There are many others of course. Some already have threads in this group devoted entirely to them. Compare! Contrast! Debate! Let the verses flow!

message 2: by Pamela (new)

Pamela | 11 comments Tennyson. Tennyson. Tennyson. He'd say his name over and over to self-hypnotize before sitting down to write.

message 3: by Matthew (new)

Matthew | 6 comments Hi Pamela,

Yes indeed. Tennyson is legendary for good reason. Strangely, I am not as well versed (pardon the pun) in his work as I ought to be. I do think Ulysses is the greatest blank verse poem ever written.

When I was very young and first falling in love with classical poetry, I learned all of Charge of the Light Brigade by heart and, like everyone else, I was entranced by its clipped musicality. Of course, since then, I've studied a thing or two about the Battle of Balaclava and what a careless idiot General Cardigain actually was. But I imagine that's where terms like "poetic license" come from.

I've been seriously considering amending my comparative Tennyson ignorance this year by reading Idylls of the King. What other works of his do you most strongly recommend?

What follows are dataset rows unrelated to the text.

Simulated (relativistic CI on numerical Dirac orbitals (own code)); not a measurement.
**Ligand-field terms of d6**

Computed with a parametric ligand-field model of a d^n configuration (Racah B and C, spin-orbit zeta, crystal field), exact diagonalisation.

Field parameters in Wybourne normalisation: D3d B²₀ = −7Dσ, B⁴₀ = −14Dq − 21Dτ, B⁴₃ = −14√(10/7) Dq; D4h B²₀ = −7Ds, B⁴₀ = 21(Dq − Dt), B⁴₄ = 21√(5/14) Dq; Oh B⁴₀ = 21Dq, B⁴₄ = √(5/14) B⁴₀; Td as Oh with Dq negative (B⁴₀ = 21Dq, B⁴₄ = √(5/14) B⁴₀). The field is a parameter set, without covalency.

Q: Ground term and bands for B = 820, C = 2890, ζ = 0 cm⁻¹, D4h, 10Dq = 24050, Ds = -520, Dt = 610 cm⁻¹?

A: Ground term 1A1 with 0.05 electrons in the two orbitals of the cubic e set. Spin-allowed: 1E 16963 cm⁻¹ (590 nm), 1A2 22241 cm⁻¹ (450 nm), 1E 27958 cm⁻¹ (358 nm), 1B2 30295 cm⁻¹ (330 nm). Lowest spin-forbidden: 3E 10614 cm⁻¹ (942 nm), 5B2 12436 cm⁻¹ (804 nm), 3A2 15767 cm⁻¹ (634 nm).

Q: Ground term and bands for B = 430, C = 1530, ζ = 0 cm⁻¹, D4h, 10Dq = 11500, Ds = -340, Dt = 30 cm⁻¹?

message 4: by Pamela (new)

Pamela | 11 comments I love In Memoriam, "The Lady of Shalott," and "Tithonus," which is probably my favorite of his poems. Parts of The Princess are quite beautiful, too.

message 5: by Michael (new)

Michael Well, I must first confess that I've never been much of a poetry fan, that is until a friend of mine turned me on to Walt Whitman about a year ago. I think this past year I've gone "haywire" over Whitman! I keep going back to his poetry... reading and re-reading and re-reading. At first I thought he was some loose cannon ego-maniac... but, the more I read him, the more depth I see and feel. I think it's his passion and intensity that keeps me coming back.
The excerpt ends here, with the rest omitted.